Team Development Turns Avoidance and Lack of Respect into Effective Teamwork

The challenge

Discord on the leadership team at a consumer healthcare company negatively affected employee engagement and the quality of their services. Plagued by low levels of respect, avoidance of stressful topics, and a culture of keeping secrets, most team members had given up on effective teamwork. Their HR partners suggested team development.

Skeptical that team development would make anything better, but with employee engagement and service quality in the balance, the leaders were willing to give it a try.

The Boda approach

The team development engagement brought the team together once a month for six months. The plan was flexible enough to account for the team’s considerable time constraints, while maintaining the consistency required for sustained development.

The first step was to have the team evaluate how they were doing, using the Boda Team Assessment. Each team member provided qualitative and quantitative data about how the team functioned on 20 dimensions that correlate to team effectiveness, including areas such as productivity, purpose, skills, experience, trust, collaboration, and accountability. Open-ended questions provided context for the quantitative data.

Two Boda coaches shared the report of the results at the first meeting with the team. The coaches and team members clarified the team’s current state and set benchmarks to assess the team’s progress.

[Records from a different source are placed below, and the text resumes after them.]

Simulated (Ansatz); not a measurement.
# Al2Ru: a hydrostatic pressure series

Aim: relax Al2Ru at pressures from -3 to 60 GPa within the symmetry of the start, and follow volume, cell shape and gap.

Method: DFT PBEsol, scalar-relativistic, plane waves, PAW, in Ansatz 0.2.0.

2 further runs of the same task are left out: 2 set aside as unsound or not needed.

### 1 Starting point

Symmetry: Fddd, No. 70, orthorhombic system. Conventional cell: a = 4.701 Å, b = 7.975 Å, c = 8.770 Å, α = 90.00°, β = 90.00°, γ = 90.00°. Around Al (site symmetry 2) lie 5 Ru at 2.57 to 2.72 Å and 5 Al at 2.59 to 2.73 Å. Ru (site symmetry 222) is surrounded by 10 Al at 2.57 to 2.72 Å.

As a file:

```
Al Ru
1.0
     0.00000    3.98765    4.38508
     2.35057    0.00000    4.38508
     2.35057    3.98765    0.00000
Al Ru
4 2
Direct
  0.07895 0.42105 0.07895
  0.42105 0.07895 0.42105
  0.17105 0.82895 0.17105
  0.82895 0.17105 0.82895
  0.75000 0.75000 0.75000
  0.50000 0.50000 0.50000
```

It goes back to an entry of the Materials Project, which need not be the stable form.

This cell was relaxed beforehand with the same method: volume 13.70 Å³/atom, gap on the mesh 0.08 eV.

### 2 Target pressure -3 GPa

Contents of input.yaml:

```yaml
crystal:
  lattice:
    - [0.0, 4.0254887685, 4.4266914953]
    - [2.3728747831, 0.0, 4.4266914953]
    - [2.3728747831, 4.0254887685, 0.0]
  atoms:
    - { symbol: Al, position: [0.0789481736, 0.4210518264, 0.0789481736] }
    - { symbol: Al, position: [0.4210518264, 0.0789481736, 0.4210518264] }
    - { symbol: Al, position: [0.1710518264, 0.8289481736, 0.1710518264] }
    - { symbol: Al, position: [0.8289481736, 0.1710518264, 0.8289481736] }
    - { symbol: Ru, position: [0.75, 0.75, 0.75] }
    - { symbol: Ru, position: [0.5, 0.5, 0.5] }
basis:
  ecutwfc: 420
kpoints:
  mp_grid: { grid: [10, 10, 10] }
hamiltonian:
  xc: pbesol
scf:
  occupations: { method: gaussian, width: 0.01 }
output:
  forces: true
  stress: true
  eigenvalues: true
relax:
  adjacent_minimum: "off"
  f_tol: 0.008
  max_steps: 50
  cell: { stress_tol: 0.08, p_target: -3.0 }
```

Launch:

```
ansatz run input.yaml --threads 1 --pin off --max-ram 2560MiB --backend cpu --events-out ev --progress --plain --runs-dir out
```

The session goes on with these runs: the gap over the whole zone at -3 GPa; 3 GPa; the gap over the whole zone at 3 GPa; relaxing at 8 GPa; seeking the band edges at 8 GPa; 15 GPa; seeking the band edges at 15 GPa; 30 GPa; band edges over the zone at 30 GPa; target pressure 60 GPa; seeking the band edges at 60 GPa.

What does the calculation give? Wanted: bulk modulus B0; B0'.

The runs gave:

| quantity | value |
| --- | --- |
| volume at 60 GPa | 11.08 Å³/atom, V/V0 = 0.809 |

In each subsequent monthly meeting, the Boda coaches helped the team create goals, share feedback with each another, see where they were working well together, and understand what still needed to improve. In a series of structured conversations and activities, the team established operating principles and made individual commitments as leaders and team members to help the team operate more effectively and positively affect the larger organization. The team addressed their trust and respect issues, and learned how to have productive conflict, avoid damaging behaviors, and navigate difficult conversations. The team also completed assignments between sessions.

The results

Three months in, the team was ahead of their goals and already operating more effectively. Team members were finding ways to work together more effectively—and even have fun together. The results of a second assessment at this point showed that the team had moved the needle in their key development areas. At the end of six months, the team’s visible progress received positive feedback from senior leaders in the organization, who had noticed improvements in the team.

Building on these positive changes, the team developed a plan to keep the momentum going after the coaching concluded, including regular team meetings that were structured similarly to the team development sessions and permanently adopting their operating principles.